On Monday night, Kevin Garnett head-butted Dwight Howard in what can only be classified as one of the weirder incidents I can remember until then remembering that Kevin Garnett is actually a pretty weird dude prone to do stuff like this.  The even money for an altercation was on Garnett-Motiejunas, given Garnett’s well-documented preference for point guards and European big men.  But alas, The Big Ticket found himself tangled under the basket with Superman, a few harmless shoves were exchanged, and heads collided.  The whole thing held little significance except for being the first altercation between two surefire Hall of Famers that I can remember in recent history.  (I’m sure I’m forgetting something).  After the game, the critics came out with their opinions on the whole thing, and a familiar theme from earlier in the season emerged: players don’t like Dwight Howard.  We heard this after the incident earlier in the year with Kobe and then after when Kevin Durant–all 180 pounds of him–referred to the big man in a demeaning manner.
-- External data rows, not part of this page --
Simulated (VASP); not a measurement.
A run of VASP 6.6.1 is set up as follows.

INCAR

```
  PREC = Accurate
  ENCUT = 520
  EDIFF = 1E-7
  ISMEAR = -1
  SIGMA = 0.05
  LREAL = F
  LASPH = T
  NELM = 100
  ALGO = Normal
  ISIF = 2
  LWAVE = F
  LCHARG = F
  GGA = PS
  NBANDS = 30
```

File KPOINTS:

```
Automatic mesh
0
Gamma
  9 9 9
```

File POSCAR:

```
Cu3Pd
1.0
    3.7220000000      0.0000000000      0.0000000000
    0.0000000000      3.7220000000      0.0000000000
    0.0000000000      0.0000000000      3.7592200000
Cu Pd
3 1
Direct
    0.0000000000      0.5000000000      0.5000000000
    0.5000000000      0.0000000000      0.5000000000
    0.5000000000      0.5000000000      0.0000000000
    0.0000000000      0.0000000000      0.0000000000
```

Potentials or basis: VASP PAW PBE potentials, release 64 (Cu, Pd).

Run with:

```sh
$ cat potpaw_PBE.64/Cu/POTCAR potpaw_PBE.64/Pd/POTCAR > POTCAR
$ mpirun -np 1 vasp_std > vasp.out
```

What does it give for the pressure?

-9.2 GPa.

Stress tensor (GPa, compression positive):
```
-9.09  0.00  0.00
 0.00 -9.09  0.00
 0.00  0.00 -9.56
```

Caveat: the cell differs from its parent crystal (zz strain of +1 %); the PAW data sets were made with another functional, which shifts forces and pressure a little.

Specifically, Monday night, one commentator on NBAtv said, (paraphrasing), “players around the league just don’t like Dwight.  You see all the smiling and the way he’s always acting and people don’t like it.”  What?  I’m not quite sure I understand the logic behind that thought process.  I totally get why Kobe might’ve been frustrated with Dwight in L.A., or why any current Rockets teammates might find his act tiresome.  Similarly, I could understand any truth behind this summer’s narrative of “players not wanting to play with [him].”  It’s probably annoying to focus on winning when someone’s demeanor indicates they don’t really care.  But why would opposing players have anything against him?  He doesn’t play dirty, and there’s nothing about his game that’s particularly irritating.  So you’re telling me opposing players want to go at Dwight because he smiles a lot and they don’t like it?  That’s the most absurd reasoning I’ve ever heard.  The likelier case is that people just find Dwight to be soft, with a group effect taking place.  I’ve used this example before with Jeremy Lin, but its applicable here too: ever have that friend growing up who everyone either picked on or blamed for everything?  It happened not only because it was allowed to happen, but because with each subsequent instance, everyone else in the group became/becomes reinvigorated in its ability to happen.  Guys see Kobe squaring up Dwight and questioning his manhood, then they get fired up, and start to think that a) the charges are true and b) they can do it too.  It’s kind of like what happened with Blake Griffin last year, with everyone taking shots at him in the air.  When a belief is propagated enough, it can really take off.

-We’re entering a fascinating era where, for the first time perhaps, you’re really seeing the impact of coaching across the league.  Last season, the Spurs crushed Miami primarily due to their superior strategies.  Phoenix vastly exceeded expectations, and Chicago stayed afloat.  This year, we see the Warriors running away with the league’s best record, after only making a coaching change.  Atlanta, similarly, is pulling away in the East under a Pop disciple.  The backdrop of all of this has been an overwhelming sense that the Thunder have underperformed, despite having the best talent in the league, due to uncreative thinking from the clipboard.  Coaching mattered always, of course, but not in this sense, I don’t think.  In the past, I felt the team with the best player almost always won the title, generally speaking, and the hallmark of a great coach was being able to motivate and manage egos.  But the change in the rules spawned an outright transformation of the game, leading to the necessity of more intricate schemes.  Teams started mastering defense, and in response, we now see them mastering offense, with complex motion sequences.  The backdrop here is the total public oblivion with respect to these changes, spurred partly by ignorance and overall apathy, and partly by popular lowest-common-denominator forums such as TNT’s halftime segment.  I touched on this earlier in the week, but because of reductive platitudes such as “big men need to be dominant”, the public is still largely in the dark, as are modes of thinking within the players.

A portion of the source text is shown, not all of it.